Does marketing/ Sales promotion services provided for parent concern located outside India qualify as Export of services?
M/s IBM India Pvt. Ltd. (CESTAT Bangalore) Final Order No. A/20017-20018/2018, Dated 01.01.2019
Issue: Does marketing/ Sales promotion services provided for parent concern located outside India qualify as Export of services?
Brief Facts:  M/s IBM India Pvt. Ltd. is engaged in providing taxable service under the category of Business Auxiliary Service (BAS).They entered into an agreement with M/s IBM, USA that they are appointed as IBM USA’s Business Partner in India for the purpose of marketing selected IBM products in India for which commission shall be paid in the convertible foreign currency. The work majorly consisted of procurement of orders and providing marketing support to identify and promote the products of IBM, USA in India. A Show cause notice was issued to M/s IBM India Pvt Ltd stating that services provided by IBM India therefore appeared to have been provided and consumed within India insofar as, promotion of sales, marketing of IBM products is concerned. So service tax needs to be provided on such Business Auxiliary services.

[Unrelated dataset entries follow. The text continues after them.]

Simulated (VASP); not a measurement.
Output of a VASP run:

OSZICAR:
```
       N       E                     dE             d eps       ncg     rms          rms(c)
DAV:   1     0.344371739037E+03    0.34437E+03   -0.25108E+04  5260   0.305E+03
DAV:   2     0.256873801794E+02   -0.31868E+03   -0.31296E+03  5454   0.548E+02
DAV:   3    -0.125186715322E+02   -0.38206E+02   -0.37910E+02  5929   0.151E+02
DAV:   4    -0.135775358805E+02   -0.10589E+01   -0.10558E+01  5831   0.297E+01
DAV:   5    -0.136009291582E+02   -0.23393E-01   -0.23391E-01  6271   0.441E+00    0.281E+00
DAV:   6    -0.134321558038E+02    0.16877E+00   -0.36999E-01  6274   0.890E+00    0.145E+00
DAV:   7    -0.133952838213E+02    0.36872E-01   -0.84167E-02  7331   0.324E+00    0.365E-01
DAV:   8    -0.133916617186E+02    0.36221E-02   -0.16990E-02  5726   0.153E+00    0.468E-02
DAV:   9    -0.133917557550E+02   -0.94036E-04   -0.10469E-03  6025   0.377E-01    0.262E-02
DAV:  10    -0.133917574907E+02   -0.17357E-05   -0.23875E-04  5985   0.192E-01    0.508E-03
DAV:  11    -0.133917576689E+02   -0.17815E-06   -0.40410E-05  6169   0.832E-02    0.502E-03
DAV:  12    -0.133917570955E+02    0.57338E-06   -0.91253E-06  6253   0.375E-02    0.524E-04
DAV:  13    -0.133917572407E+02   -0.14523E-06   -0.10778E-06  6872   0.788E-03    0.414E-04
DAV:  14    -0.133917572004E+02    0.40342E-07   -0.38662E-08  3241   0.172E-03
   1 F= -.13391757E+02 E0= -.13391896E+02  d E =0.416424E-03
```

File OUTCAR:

Applicant’s Contention:  The applicant stated that the services provided by them are ‘Export of Services’ in terms of Export of Service Rules, 2005 as they satisfy all the conditions required to qualify as export of service. The conditions are as follows
  1. Services provided are in relation to commerce or industry.
  2. The service recipient i.e. IBM USA is located outside India;
  3. The consideration for rendering the sale promotion activities is received in convertible foreign exchange;
  4. Such services have been delivered and used outside India based on the following reasons :-
.... The appellant promotes products of IBM USA by identifying specified customers for IBM products in India.
.... Based on identification of customers, appellant would get potential orders for IBM USA’s products.
.... Such orders are forwarded to IBM USA for its consideration.
.... IBM USA would analyze such orders and would then take a decision            whether to sell its goods to such customers. The decision with respect             to acceptance/rejection of an order is solely with IBM USA
Further reliance has been placed on Board’s Circular No. 111/05/2009-S.T., dated 24-2-2009 wherein the meaning of the phrase “used outside India” has been clarified in relation to different categories of taxable services. The relevant portion of the circular is being extracted as follows-
“Indian agents who undertake marketing in India of goods of a foreign seller. In this case, the agent undertakes all activities within India and receives commission for his services from foreign seller in convertible foreign exchange.
….
For the services that fall under Category III [Rule 3(I)(iii)], the relevant factor is the location of the service receiver and not the place of performance. In this context, the phrase ‘used outside India’ is to be interpreted to mean that the benefit of the service should accrue outside India. Thus, for Category III services [Rule 3(I)(iii)], it is possible that export of service may take place even when all the relevant activities take place in India so long as the benefits of these services accrue outside India. In all the illustrations mentioned in the opening paragraph, what is accruing outside India is the benefit in terms of promotion of business of a foreign company.”
Moreover the appellant has quoted cases which contained similar facts and had been decided in favour of the assessee.
 
Reasoning of Judgement: After considering the submissions of both the parties, CESTAT has allowed the appeal in favour of the appellant stating that service tax shall not be applicable on the services as it qualifies for ‘export of service’. The reasoning provided by CESTAT is as follows
--It has been admitted that IBM USA doesn’t have any commercial or industrial establishment or any office in India.
--All the conditions in relation to ‘Export of Service’ are being satisfied.
--The rules only provide that recipient of service should be situated outside India and thus specifically acknowledges that export of service can be provided in India.
 
Comment:-  The issue being discussed relates to the period of 2005 to 2007. But we have entered the GST era and it has been three years since GST implementation. This case shall be of great help as we are all aware of the adverse Advance rulings being announced by the Authorities. One such ruling given is in the case of Vserv Global Private Limited wherein AAR observed that all the activities performed by applicant for its client indicate that the applicant is engaged in arranging/facilitating supply of goods and services between client and its customers and therefore, qualifying as an intermediary.
As per this AAR ruling, services provided by intermediaries should not be treated as ‘zero rated supplies’ has lead to litigation as the authorities would use it to slap taxes on many companies exporting services. The ruling may go against the GST law.